It just so happens that I observed a “march against poverty” staged by AmericanPoverty.org, an organization of photojournalists committed to poverty alleviation in the United States. Criticizing activism always feels wrong but I don’t think that it is always wrong. The march felt rather more like an art project than a sincere gathering of like-minded people concerned about poverty in America. It seemed more people were carrying expensive cameras than signs.
I walked alongside the march for a while, listened to the young woman in front trying to get people to join the march with an offer of “free pizza” afterwards. Most flipped between seemingly unrelated chants and several recoiled when one young man aggressively shouted that we needed money for housing and education, not wars and corporations. I heard more than one say that he needed to tone it down.
I don’t know anyone involved in the march, so I can’t say how well they understand the issues of poverty in America, but their reactions to those ideas and their tenor in the march felt out of place with the issue. My understanding is that they were all undergraduates from a couple of classes at the same school, so I have to wonder how much practical experience any of them yet have with household economies, much less with the realities of making spending decisions when your income is well below the minimum you might actually need to spend this month. I’ve never been that broke myself, but I’ve represented clients who are. I’ve had to try to maneuver them through the court system.

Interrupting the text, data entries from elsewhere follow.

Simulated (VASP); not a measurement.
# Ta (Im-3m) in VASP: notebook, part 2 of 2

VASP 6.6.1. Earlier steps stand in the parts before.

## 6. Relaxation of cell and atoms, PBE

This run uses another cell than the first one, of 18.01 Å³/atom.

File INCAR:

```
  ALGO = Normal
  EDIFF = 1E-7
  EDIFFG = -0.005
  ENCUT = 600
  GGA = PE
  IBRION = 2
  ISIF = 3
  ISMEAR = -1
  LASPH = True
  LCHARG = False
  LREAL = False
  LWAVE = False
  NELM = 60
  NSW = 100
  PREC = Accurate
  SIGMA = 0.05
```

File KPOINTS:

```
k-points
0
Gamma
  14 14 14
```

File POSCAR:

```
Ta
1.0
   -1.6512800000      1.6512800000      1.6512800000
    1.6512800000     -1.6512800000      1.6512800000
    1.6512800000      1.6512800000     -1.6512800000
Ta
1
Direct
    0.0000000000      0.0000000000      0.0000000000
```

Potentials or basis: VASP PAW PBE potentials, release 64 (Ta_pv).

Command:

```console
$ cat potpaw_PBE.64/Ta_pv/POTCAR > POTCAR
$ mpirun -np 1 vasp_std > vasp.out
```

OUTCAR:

I’m not suggesting the marches lacked compassion or lacked the capacity for engaged and informed political thought/action. I just did not get the sense that either compassion or informed political thought brought any of them to the march that day.
I’ve been in marches–mostly abortion rights rallies–with strangers, and I’ve served as a legal observer for rallies and marches and they’ve all seemed more present than the people were in this case. This was the first group that seemed so uninvolved with their own effort. I find this very curious. I wonder: is it better to convince a bunch of people to march with signs when they have no strong feelings on the matter or is it better leave the agitating to people who care deeply?
My very first political action ever was the second or third Day without Art–I don’t recall which year of college it was–which overlapped World AIDS day. We dressed in all black, pinned white mouthless masks all over our clothes, and refused to speak, handing fliers explaining how silence=death and what HIV and AIDS were doing to communities and even students at our school to anyone who asked what was going on. We drove to the state capitol and laid on the lawn with candles, dramatically extinguished, for Night Without Lights.
It was so long ago, now, that any conceit that I remember my motivations or the extent of my political agency is silly. But I did, at the time, have–quite literally–at my fingertips the facts and figures which were supposed to spur us all to necessary action. I had them; I knew them; I believed them and I cared to share them. I volunteered with AIDS Services of Austin for many years, then moved and, eventually, focused on other causes.
I suppose that’s how it goes with all but the most extraordinary people.